- import the domain.py module:
import domain
- construct an object of class DomainDist by giving a name for the domain (e.g., "negation") and a file where the search terms are listed (e.g., "neg_domain.txt" in the resp. folder):
d = domain.DomainDist("negation","../files/neg_domain.txt")
- files with search terms have the following structure (elements are separated by TABs):
File marker_type marker polarity
deu w nicht 0
eng m n't 0
- have a look at the generalized distribution:
print(d)
- save the distribution to a tab separated file (".tsv")
d.save()
- reload a saved distribution in tsv format from a given file
d1 = domain.DomainDist("negation","negation_dist.tsv")
- compare it to a given text in ParText format:
import reader
text = reader.ParText("fra")
d.compare(text)
An object of class DomainDist is instantiated by giving the domain a meaningful name (argument domain_name) and a filename where the search terms are provided (argument filename). Files with search terms have the following structure (note that the first line is the header):
File marker_type marker polarity
deu w nicht 0
eng w not 0
The first column indicates the text in which the marker has to be searched. The second column gives the marker type. Marker types can be w (word forms), m (morphs) or r (regular expressions). The third column contains the actual marker (e.g., nicht in a German text). The last column is optional and can contain whether the marker should be present (0 or default) or absent (1) in the text. In the latter case, a given verse is only counted if one positive marker is present but none of the negative markers (marked with 1).
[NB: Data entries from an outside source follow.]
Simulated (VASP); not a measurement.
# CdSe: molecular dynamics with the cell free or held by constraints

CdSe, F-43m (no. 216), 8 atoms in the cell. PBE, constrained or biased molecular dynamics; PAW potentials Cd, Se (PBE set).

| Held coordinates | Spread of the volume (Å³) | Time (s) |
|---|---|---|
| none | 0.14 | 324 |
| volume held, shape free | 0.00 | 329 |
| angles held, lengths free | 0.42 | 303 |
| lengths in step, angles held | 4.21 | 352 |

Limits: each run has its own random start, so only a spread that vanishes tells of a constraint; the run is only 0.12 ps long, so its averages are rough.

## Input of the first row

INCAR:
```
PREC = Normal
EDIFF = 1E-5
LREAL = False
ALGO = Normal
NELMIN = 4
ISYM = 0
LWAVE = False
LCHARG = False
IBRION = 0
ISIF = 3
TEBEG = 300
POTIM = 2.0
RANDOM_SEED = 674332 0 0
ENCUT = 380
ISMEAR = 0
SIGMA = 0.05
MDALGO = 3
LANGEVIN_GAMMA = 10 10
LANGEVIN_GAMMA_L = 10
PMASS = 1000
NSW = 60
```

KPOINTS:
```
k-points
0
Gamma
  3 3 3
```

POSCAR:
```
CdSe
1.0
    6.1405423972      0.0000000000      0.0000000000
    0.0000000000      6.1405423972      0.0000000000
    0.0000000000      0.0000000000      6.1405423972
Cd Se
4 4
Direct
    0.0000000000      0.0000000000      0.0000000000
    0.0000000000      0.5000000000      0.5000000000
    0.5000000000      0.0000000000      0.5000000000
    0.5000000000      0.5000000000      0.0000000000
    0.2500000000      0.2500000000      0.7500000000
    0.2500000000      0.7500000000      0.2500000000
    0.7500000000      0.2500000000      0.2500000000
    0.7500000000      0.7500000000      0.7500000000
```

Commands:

As an alternative, a DomainDist object can be created by loading an already established domain distribution (as generated with the save() method described below). In this case, the filename has to end with .tsv or .csv. Files of this sort contain three columns for each line (with no header line). The first column gives the verse ID, the second column gives the (average) frequency of occurrence of the given marker(s) in the verse, the third column gives the (average) weight for this verse.
40001019 1 0.5
40001020 1 1.0
40001025 1 1.0
The input file potentially contains search terms for different input texts. In this case, all markers are first sorted according to texts and then according to whether they are positive or negative, with positive markers being search for first. Then each text is treated separately.
For a given text, first all verses containing positive markers are searched for. For each verse, the number of times the marker(s) occur(s) in the text is stored. Finally, those verses containing negative markers are removed from the list. The weights of the remaining verses are then normalized for each text individually by computing the number of different markers in this verse divided by the total number of (positive) markers that is given for this text. The frequency of occurrence gives the number of tokens of all markers in this verse.
At the end, the verses are normalized with respect to all texts. For each verse that has been detected in at least one text, the weight and the frequency of occurrence of markers is normalized by taking the average of all values for the individual texts. For the frequency of occurrence the ceiling of the average value is taken. Note that a text is only taken into consideration in this step if it contains the actual verse. If the verse does not exist, the text is ignored in this step. If the verse exists, but no marker given for that text has been found in the respective verse a frequency of occurrence of 0 and a weight of 0 contributes to the overall average values across all texts.